Pakistan's high commissioner to India Abdul Basit said on Friday his country will not "abandon" Kashmiris in their "legitimate struggle" for freedom.
"Aspirations of the people of Jammu and Kashmir could neither be ignored nor put on the back-burner. No matter how much more time their legitimate struggle takes, Pakistan will never abandon Kashmiris and their cause," Basit, who had recently created a controversy by inviting Kashmiri separatist leaders to an Eid event, said in New Delhi.
The high commissioner asserted that "Pakistan has always wanted to have a normal and cooperative relationship with India...To this end, it was necessary to settle all the outstanding issues, particularly the Jammu and Kashmir dispute to improve relations," he said in his address at an event in New Delhi to mark Pakistan's Independence Day.
Abdul Basit says 'Pakistan will never abandon Kashmiris and their cause'
On July 21, Basit had invited Kashmiri separatist leaders at an Eid Milan event held at the Pakistan High Commission on July 21. Basit had defended his move saying it was "nothing unusual".

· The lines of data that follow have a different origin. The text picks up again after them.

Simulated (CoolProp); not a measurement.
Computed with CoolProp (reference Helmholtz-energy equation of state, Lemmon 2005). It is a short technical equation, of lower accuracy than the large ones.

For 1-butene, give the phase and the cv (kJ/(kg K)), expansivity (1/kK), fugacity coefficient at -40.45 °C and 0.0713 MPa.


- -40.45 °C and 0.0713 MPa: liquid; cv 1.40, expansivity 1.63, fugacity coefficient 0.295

Basit's Kashmir comments came days ahead of the meeting between the national security advisors of India and Pakistan. The NSAs will hold talks on terrorism-related issues for the first time on August 23 in New Delhi, as decided in a meeting between Prime Minister Narendra Modi and his Pakistani counterpart Nawaz Sharif last month in the Russian city of Ufa to resume dialogue and discuss all issues connected to terrorism.
Pakistan prime minister's advisor on national security and foreign affairs Sartaz Aziz confirmed in Islamabad on Thursday that he will come to India on August 23 for the talks.
Sources have told Hindustan Times that Indian NSA Ajit Doval has asked intelligence agencies to make a file on Pakistan's role in the recent Gurdaspur and Jammu attacks, HT has learnt.
The Gurdaspur attack on July 27, which left four policemen and three civilians dead, and the attack on a BSF convoy in Udhampur on August 5, in which two jawans were killed and Pakistani terrorist Mohammad Naveed alias Usman was captured alive, had cast a shadow over the dialogue process but New Delhi stuck to its offer of talks.
Pakistan, in turn, is preparing a dossier of what it perceives as India's role in fomenting trouble in Balochistan and Karachi as also the investigation into the 2007 blasts on the Samjhauta Express that killed its citizens. Aziz is also likely to raise the issue of bail to Aseemanand, an accused in the Samjhauta case.
Doval is also expected to raise India's concerns over the slow pace of the 26/11 trial and bail for Zakiur Rehman Lakhvi, the military commander responsible for co-ordinating the Mumbai attacks.
The main challenge, however, for Doval and Aziz will be to keep the dialogue process going in the face of all the finger-pointing expected from both sides.
Last year, the Indian government had cancelled the talks between the foreign secretaries of both countries after the Pakistani envoy had hosted Kashmiri separatist leaders before the dialogue.